Monday, December 11, 2006

Life, the Universe, and Everything

As featured in Douglas Adams' The Hitchhiker's Guide To The Galaxy, it's The Ultimate Question. The ultimate question of life, the universe, and everything. The characters Vroomfondel and Majikthise couldn't articulate it any better than that to Deep Thought: the giant supercomputer they had built with the sole purpose of answering this, the most important question one can ask. Of course you'll know already that Deep Thought's answer to the ultimate question -- after six million years' processing -- was "42", the only problem with that answer being that it could only be of value if one knew precisely WHAT the ultimate question was. But of course, they didn't and so were none the wiser.

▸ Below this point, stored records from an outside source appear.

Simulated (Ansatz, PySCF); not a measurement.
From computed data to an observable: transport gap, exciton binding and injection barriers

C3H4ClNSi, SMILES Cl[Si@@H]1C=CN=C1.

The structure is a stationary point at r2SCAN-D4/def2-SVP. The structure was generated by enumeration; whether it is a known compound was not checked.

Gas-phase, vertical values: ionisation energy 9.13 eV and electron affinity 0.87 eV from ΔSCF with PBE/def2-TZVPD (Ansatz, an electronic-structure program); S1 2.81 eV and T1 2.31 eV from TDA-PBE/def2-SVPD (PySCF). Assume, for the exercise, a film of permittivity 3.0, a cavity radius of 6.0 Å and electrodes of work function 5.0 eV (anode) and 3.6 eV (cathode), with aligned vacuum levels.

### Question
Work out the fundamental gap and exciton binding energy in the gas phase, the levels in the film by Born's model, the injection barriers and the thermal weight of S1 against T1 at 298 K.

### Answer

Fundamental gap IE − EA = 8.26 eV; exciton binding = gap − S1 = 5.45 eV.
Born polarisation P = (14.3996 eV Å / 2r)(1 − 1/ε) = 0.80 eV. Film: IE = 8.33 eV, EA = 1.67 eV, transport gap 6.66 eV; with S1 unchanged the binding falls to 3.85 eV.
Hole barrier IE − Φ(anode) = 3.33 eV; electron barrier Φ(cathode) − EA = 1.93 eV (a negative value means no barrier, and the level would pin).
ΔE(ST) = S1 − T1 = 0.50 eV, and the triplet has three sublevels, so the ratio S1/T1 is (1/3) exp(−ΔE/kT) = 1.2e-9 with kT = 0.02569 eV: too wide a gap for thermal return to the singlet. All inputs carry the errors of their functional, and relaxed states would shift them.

The Hitchhiker's Guide To The Galaxy

It's a tough question to fit into a single question isn't it? The reason I mention it is that I have been contemplating it recently and taking my sixth and fourth attempts respectively to get to the ends of two famous books on the subject by Stephen Hawking: A Brief History of Time and The Universe in a Nutshell. In both books Hawking attempts to explain what we know about the universe and passionately describes the work going on in Physics right now to fill in the remaining blanks.

Stephen Hawking

Hawking uses several smaller questions to make up The Big One: How did the Universe begin? How/when will it end? Is time infinite or could that too have a beginning and an end? What would happen after the end of time? What happened before time began? etc, etc. Then there's the $64,000 question: If we get to a point where we can answer all of the above scientifically, what role then for a Creator?

The Universe

I've always had an interest in Physics and have been annoyed that, despite having owned both these books for years, I had not managed to get to the end of either of them. They start off accessibly enough for anyone who studied Physics at school, with Newton's laws of motion and Einstein's theories of relativity. I can get my head around gravity, the solar system, elliptical orbits, I can even accept huge-scale concepts such as the speed of light and black holes. But from there on things start to skitter down a very slippery slope of incomprehension, starting with there not being space, and time, but a single continuum in four dimensions called spacetime, and that spacetime is curved and not flat, and that if the universe is even now continuing to expand (as has been proven) like the debris of an explosion, then there must have been an event long ago -- the explosion itself -- where all the matter in the universe was compressed into an object of zero size yet infinite mass and infinite density. This concept is known as a singularity and we call the explosion that marked the origin of the Universe "The Big Bang". From there the slope steepens as Hawking turns his attention to the branch of Physics that everyone is depending on to complete the jigsaw: Quantum Mechanics. I won't go into detail (I can't!) but Quantum Mechanics has to do with the very, very small, dealing with subatomic particles and moving on from there to matter and antimatter (ANTIMATTER!), particles existing in pairs and annihilating each other when they meet up.

Well I am proud (or should that be relieved?) to say that I have finally managed to finish A Brief History Of Time, and am close to finishing The Universe In A Nutshell, having promised myself to plough on through both whether I could grasp all the concepts or not. This is actually a worthwhile thing to do, because there are clear, lucid and important points in among the quarks, photons and gravitons, and it's also the only way of getting through them unless you yourself are a Quantum Physicist. I'm sure there must be many many people who are not professional scientists but who nevertheless have a burning curiosity to understand how we got here on Planet Earth, and to hear a rational explanation for the existence of everything we see around us, on the earth and in the sky. The problem with these books is that they are so technical as to put off all but the most determined truthseeker, despite being marketed as having been written for the layperson. What we need is, "Life the Universe and Everything for Dummies": anyone seen that on the bookshelves? Maybe I'll write it one day.